The United Nations will be asked to recognize a Palestinian state with full membership of the world body, a Palestinian official said on Sunday.
The decision to go forward with the plan had been made by the Palestinian leadership and it is the "choice of president Mahmoud Abbas," resigned chief Palestinian negotiator Saeb Erakat told AFP.
However, Erakat said no date had been set for the move, which would request the world body recognize a Palestinian state within the 1967 borders and with East Jerusalem as its capital, saying only that it would happen "as soon as possible."
The decision to pursue the move comes a month after the United States vetoed a Security Council resolution that would have condemned continued Israeli settlement building on occupied Palestinian lands.

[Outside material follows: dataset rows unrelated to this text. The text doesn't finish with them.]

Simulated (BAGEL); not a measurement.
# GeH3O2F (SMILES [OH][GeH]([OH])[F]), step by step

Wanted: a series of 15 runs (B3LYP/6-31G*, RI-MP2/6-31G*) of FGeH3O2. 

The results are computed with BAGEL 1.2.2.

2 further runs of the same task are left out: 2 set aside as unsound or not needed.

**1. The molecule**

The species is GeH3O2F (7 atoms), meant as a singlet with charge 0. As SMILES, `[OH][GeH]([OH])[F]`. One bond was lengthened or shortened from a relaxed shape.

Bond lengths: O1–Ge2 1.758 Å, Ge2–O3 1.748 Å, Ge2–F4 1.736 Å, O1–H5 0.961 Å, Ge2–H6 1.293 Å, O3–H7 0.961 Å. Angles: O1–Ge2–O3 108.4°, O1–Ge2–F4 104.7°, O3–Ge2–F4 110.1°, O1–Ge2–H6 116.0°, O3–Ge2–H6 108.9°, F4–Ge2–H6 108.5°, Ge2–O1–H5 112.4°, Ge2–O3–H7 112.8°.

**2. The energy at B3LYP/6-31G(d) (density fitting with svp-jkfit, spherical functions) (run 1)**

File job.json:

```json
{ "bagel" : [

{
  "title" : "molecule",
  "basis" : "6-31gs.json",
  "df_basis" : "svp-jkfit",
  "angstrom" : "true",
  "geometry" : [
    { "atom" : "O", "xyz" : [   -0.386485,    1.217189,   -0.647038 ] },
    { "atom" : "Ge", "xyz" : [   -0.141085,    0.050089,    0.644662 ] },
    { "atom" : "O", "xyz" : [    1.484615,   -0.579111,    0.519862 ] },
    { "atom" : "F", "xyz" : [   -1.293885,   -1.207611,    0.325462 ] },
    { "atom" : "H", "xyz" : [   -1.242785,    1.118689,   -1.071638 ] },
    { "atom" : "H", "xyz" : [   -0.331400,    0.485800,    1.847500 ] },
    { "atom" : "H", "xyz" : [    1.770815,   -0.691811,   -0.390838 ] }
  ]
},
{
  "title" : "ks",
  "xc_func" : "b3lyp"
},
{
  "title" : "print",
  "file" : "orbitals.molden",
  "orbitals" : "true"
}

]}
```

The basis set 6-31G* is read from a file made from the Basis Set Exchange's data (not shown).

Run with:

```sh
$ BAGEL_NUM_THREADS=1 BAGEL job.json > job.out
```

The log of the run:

The resolution, drafted by the Palestinian leadership in an attempt to pressure Israel to halt settlement construction in the West Bank and East Jerusalem, was supported by the 14 other members of the Security Council.
The United States said its veto should not be interpreted as support for Israeli settlement construction, but that it did not believe the United Nations was the best place to resolve the decades-old Israeli-Palestinian conflict.
US-lead mediation efforts have been stalled since September.
Despite the last frustration, Erakat - who tendered his resignation to Abbas in early February over controversy from leaked negotiations documents - said he was confident this time the move would succeed.
"The choice of Palestine applying for to the Security Council for a full membership is a realistic one that we must work on applying as soon as possible," he said.
Erakat said the Palestinians had no choice but to seek an alternative as negotiations with Israel were not going anywhere.
"We are convinced that negotiation with [Israeli Prime Minister Benjamin] Netanyahu's government is impossible because it refuses to stop settlement activities," he said.
"So the Palestinian leadership decided to start implementing alternatives to negotiations and the first of these is demanding recognition," he said.
The United States secured the relaunch of direct talks between Israel and the Palestinians in September 2009, after a hiatus of nearly two years.
But the negotiations ground to a halt just weeks later, with the expiry of an Israeli moratorium on settlement building in the West Bank.
The Palestinians insist they will not negotiate while Israel builds on land they want for a future state.